THE THEATER

The palace of the Corporation of Canton has a niche for its golden god,—an inner hall where great seats, placed solemnly about the center, indicate rather than invite repose. And, as European clubs would place a library, they have established a theater, with parade and pomp, on the far side of the court which is in front of the whole building. It is a terrace of stone deep in between two buildings. Consisting only of a difference in level, the stage between the wings and the crowd is simply a wide, flat space above their heads. A square canopy like that of a dais shades and consecrates it. Another portico in the foreground, framing it in four pillars of granite, confers on it solemnity and distance. Here comedy develops, legends are told, the vision of the things which are to be reveals itself in rolling thunder.

The curtain, comparable to that veil which divides us from the world of dreams, does not exist here. But as if each soul, in discarding its disguises, were held in an impenetrable tissue, whose colors and elusive brightness are like the livery of night; each actor in his silken draperies shows nothing of himself but the movement when he stirs. Beneath the plumage of his part the golden headdress, the face hidden under rouge and mask, he is no more than a gesture and a voice. The emperor mourns over his lost kingdom, the unjustly accused princess flees from monsters and savages, armies defile, combats take place, a gesture effaces years and distances, debates proceed before the elders, the gods descend, the genie arises from the jar. But never does any one of the persons engaged in the execution of a chant or of a complicated dance deviate from the rhythm and the harmonies which time the measure and rule the evolutions, any more than he would throw off his clothes.

The orchestra at the back,—which throughout the piece continues its evocatory tumult, as if, like swarms of bees that reassemble at the beating of a caldron, the scenic phantoms would dissipate if there were silence,—has less a musical rôle than the service of sustaining the whole, playing (if we may call this prompting music) and answering for a chorus of the populace. It is the music which accelerates or moderates the movement, which heightens with an accent more acute the discourse of the actor, or which, surging up behind him, brings to his ears clamor and rumor. There are guitars, bits of wood that are beaten like tympans, that are clashed like castanets; a sort of monochord violin which, like a fountain in a solitary court, by the thread of its plaintive melody, carries the development of the elegy; and finally, in the heroic movements, the trumpet. It is a sort of bugle of brass, of which the sound, charged with harmonies, has an incredible brilliance and a terrible stridence. It is like the braying of an ass, like a shout in the desert, a flourish to the sun, the clamor volleyed from the diaphragm of an elephant. But the gongs and cymbals hold the principal place. Their discordant racket excites and stimulates the emotions, deafening thought, which in a sort of dream sees only the spectacle before it. Meanwhile at one side of the scene, hung in a cage of woven rushes, are two birds like turtledoves. These it seems are pelitze brought from Tientsin. Competing innocently with the uproar in which they bathe, they jet a song of celestial sweetness.

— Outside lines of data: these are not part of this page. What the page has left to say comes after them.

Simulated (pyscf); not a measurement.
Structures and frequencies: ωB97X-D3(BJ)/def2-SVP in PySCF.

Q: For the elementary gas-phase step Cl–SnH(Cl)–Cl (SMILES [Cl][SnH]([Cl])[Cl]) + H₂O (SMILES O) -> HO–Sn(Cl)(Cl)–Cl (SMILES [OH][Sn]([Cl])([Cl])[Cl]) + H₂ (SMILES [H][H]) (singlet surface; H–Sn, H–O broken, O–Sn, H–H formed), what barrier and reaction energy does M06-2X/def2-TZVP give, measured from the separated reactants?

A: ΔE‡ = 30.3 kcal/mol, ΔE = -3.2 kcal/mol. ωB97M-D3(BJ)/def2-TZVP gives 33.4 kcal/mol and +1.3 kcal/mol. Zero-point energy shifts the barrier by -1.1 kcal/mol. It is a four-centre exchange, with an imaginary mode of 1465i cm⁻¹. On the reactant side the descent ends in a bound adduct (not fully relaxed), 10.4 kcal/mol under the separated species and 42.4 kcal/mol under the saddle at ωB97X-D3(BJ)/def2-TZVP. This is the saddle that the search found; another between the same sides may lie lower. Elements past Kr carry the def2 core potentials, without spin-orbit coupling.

The hall under the second portico, and the entire court, is stuffed as full as a pie with living heads. Among them emerge the pillars, and two lions of sandstone with froglike jaws whose heads are bonneted with children. It is a pavement of skulls and round yellow faces, so closely packed that the limbs and bodies cannot be seen. Pressed together, the hearts of the crowd beat one against the other. It oscillates with but one movement. Sometimes, stretching a row of arms, it surges against the stone wall of the stage; sometimes, withdrawing, is hidden by the sides. In the upper galleries, the wealthy and the mandarins smoke their pipes and drink tea in cups with brass saucers, surveying like gods both spectacle and spectators. As the actors themselves are hidden in their robes, so, as it enters each bosom, does the drama stir under the living stuff of the crowd.

TOMBS AND RUMORS

We climb and then descend; we pass by the great banyan which, like Atlas, settling himself powerfully on his contorted haunches, seems awaiting with knee and shoulder the burden of the sky. At his feet there is a little edifice where are burned all papers marked with black characters, as if a sacrifice of writing was offered to the god of the tree.

We turn and turn again, and by a sinuous road we enter into a country of tombs. Not, indeed, that they were not everywhere, because our steps since our departure have been accompanied by them. The evening star, like a saint praying in solitude, sees the sun disappear beneath her under the deep and diaphanous waters. The funereal region that we scan in the pallid light of a dreary, waning day, is covered with a rude and yellow growth like the pelt of a tiger. From the base to the ridge are hillocks between which our road winds; and, on the opposite side of the valley, as far as the eye can reach, are mountains burrowed like a rabbit-warren with tombs.

In China death holds as great a place as life. As soon as they have gone the dead become more important and more to be suspected, enduring as morose and malevolent powers whom it is well to conciliate. The bonds between the living and the dead are broken with difficulty. The rites continue and are perpetuated. The living must go frequently to the family tomb. They burn incense, fire off crackers, and offer rice and pork. In the shape of a scrap of paper they leave a visiting-card held in place with a pebble. The dead in their thick coffins rest a long time inside the house. Then they are carried out of doors and piled up in low sheds, until the geomancer has found the proper site and location. Then the final resting-place is determined on with great particularity, for fear that the dissatisfied spirits should wander elsewhere. They cut the tombs in the sides of mountains, in the solid and primordial earth; and, while the living, in unhappy multitudes, are crowded in valley-bottoms, in low and malarial plains, the dead open their dwellings to sun and space in high and airy places.

The form of an Omega is chosen, placed flat against the hill-slope; and the semi-circle of stone, completed by the brace, surrounds the dead person, who makes a mount in the center like a sleeper under his coverings. It is thus that the earth, opening her arms, makes him her own and consecrates him to herself. In front is placed the tablet inscribed with the titles and names; because the Chinese believe that certain portions of the soul, that stop to read the name, linger above the tomb. This tablet forms the reredos of a stone altar on which are deposited the symmetrically arranged offerings. In front of this the tomb, by the formal arrangement of its terraces and balustrades, welcomes and receives the living family who go there on solemn days to honor the remains of the deceased ancestor. Primordial and testamentary hieroglyph! Facing it, the hemi-cycle reverberates the invocation. All earth which is above the level of mud is occupied by these vast low tombs, like the openings of pits crammed full. There are little ones, simple ones and elaborate, some new and others which seem as old as the rocks where they lean. The most important are high on the mountain, as if in the folds of its neck. A thousand men together could kneel in this tomb.